Photos don't capture it to its full extent, but Mel's work just seems to literally glow in a way that, to me, defies having been created with pen, ink and paint; it looks more like she's managed to install some kind of souped-up light-box inside the paper that gives her work an ethereal radiance. However, the paper is of an unsuspicious thickness, but it does have a texture that makes the prints look as tactile and 'real' as the originals. You can click on any of the photos in this post to see them at a larger scale.
I'd actually desperately wanted one of Mel's drawings the moment I first saw them, in part because her style is so entirely in keeping with what I knew my husband would absolutely love, so I was completely delighted when she started selling affordable giclee prints and I was her very first customer. My husband and I chose two prints together (frames yet to arrive, so for now they're pictured in their mounts). Our first choice was the Avenue of Birds.

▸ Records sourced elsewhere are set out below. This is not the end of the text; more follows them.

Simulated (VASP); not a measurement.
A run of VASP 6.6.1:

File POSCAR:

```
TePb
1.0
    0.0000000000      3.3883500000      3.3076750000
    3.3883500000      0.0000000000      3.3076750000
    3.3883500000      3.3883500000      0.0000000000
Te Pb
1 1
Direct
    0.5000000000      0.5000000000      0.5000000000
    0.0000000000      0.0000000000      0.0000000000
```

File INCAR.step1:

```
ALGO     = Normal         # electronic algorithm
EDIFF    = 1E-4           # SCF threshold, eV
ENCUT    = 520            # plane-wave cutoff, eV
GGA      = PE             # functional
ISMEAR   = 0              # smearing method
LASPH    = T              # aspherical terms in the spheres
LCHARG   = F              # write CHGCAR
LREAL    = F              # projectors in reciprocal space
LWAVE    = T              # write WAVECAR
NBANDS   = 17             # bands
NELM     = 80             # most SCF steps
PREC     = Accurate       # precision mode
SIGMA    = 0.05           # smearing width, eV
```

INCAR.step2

The second print, Catherine II, shows Catherine from Wuthering Heights enveloped by a tree as she waits for Heathcliff. I love how the two have merged together, leaving no visible boundary as to where one begins and the other finishes. That the tree looks to be swaddling and cocooning her, while at the same time imprisoning her, gives the drawing an intrinsic sadness that I find completely captivating. This is the second of two drawings in the series; the first shows Catherine at an earlier stage, when her arms are less tightly bound within the trunk of the tree. Both leave me not only in awe of Mel's imagination, but also her ability to translate an idea that exists only in her mind's eye onto paper with such incredible skill.
I've never really loved Wuthering Heights and it's possibly my least favourite classic (it's one of my sister's favourites though, so even though I don't love it myself, I have a second-hand fondness for it) and my husband has never read or seen Wuthering Heights, but we both fell in love with this image and the intense pencil strokes it's created with.
Mel's prints start at just £10 (I think that's around $15USD) and she ships worldwide. Please do go and have a look at her beautiful new shop if you have a bare spot on your wall and like what you've seen here - it comes highly (and very fondly) recommended by me!
Ps. Mel's shop, The Hallelujah Tree, is named after the Jeff Buckley song, Hallelujah, which happens to be a favourite of mine too - the singing starts around 1m20 in the linked video. I've heard my husband play this song so many times, that I've realised re-listening to this now, that it's ruined the original for me slightly, as I prefer my husband's version (possibly in the way that any happily biased wife might).